Westchester Chamber Symphony

December 11, 2010

A 35 piece orchestra composed entirely of strings.  I figure Barry Charles Hoffman hired every able-bodied cellist in the metropolitan area!

What used to be known as the Westchester Chamber Orchestra is now the Westchester Chamber Symphony.  What it means is that there are larger ensembles on stage for a much fuller sound.

The program presented a week ago Saturday was all Baroque, from J. S. Bach, the master of them all, to Telemann, Handel and Vivaldi.  Highlighted was Lawrence Dutton, the fine violist, in two concerti for that instrument, one by Telemann and one by Vivaldi.  Mr. Dutton’s instrument, a very fine viola, was worthy of his abilities. 

In the first piece, a Bach air, Maestro Hoffman conducted sans baton.  His fingers reminded one of the fine feathers of a bird’s wing and, in fact, his whole demeanor was one of flight.  My impression was of an eagle soaring above a valley between two high crests, catching the currents and joyously surveying his dominion below.  Wonderfully played and conducted.

The Telemann piece was just plain, ordinary, good music.  No brilliant moments as are frequently found in the works of Mozart and Beethoven, but a piece I would like to play me into the next world. From the somber, peaceful and transporting Largo to the brisk Presto whisking one away. 

Dutton, during the more sublime high notes, tips to his toes as if also to take fight above the earthly combo which so ably supports his music.

An extraordinary moment of counterpoint occurs near the end of the Vivaldi concerto where soloist and violin are exquisitely in tune, a butterfly and a swallow intertwined yet totally different.  Not so easy to bring off so majestic a duet, but the Westchester Chamber Symphony seems to attract the best.
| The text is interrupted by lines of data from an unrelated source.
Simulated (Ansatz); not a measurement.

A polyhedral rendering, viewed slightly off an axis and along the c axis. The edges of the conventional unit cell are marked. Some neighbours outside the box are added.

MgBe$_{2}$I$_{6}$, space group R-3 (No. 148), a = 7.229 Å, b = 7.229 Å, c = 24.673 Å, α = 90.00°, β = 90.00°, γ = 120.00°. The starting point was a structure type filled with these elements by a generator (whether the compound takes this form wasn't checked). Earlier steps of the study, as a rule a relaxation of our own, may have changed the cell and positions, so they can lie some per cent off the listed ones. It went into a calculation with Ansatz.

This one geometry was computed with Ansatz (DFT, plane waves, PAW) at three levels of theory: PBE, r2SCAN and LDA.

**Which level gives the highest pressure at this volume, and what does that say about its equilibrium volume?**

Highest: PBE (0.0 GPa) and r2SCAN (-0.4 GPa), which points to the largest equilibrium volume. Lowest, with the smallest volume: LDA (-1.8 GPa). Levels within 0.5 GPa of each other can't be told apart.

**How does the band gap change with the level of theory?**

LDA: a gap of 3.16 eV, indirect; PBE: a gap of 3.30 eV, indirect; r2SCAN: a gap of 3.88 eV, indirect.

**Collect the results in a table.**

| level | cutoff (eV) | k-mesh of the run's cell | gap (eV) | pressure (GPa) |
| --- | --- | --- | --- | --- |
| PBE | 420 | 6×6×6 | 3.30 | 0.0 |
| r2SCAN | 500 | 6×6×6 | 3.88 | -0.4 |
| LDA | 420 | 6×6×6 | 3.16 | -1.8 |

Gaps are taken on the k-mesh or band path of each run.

The finale, Bach’s third Brandenburg Concerto is sublime, of course, and the orchestra is up to it.

Next concert is in two months on February 12.  An all Mozart program including one of the most beautiful pieces in the classical repertoire:  Eine Kleine Nachtmusic.  If you like fine music and prefer not to sojourn to Manhattan, your entertainment bucks will be well spent right here at Iona College in New Rochelle.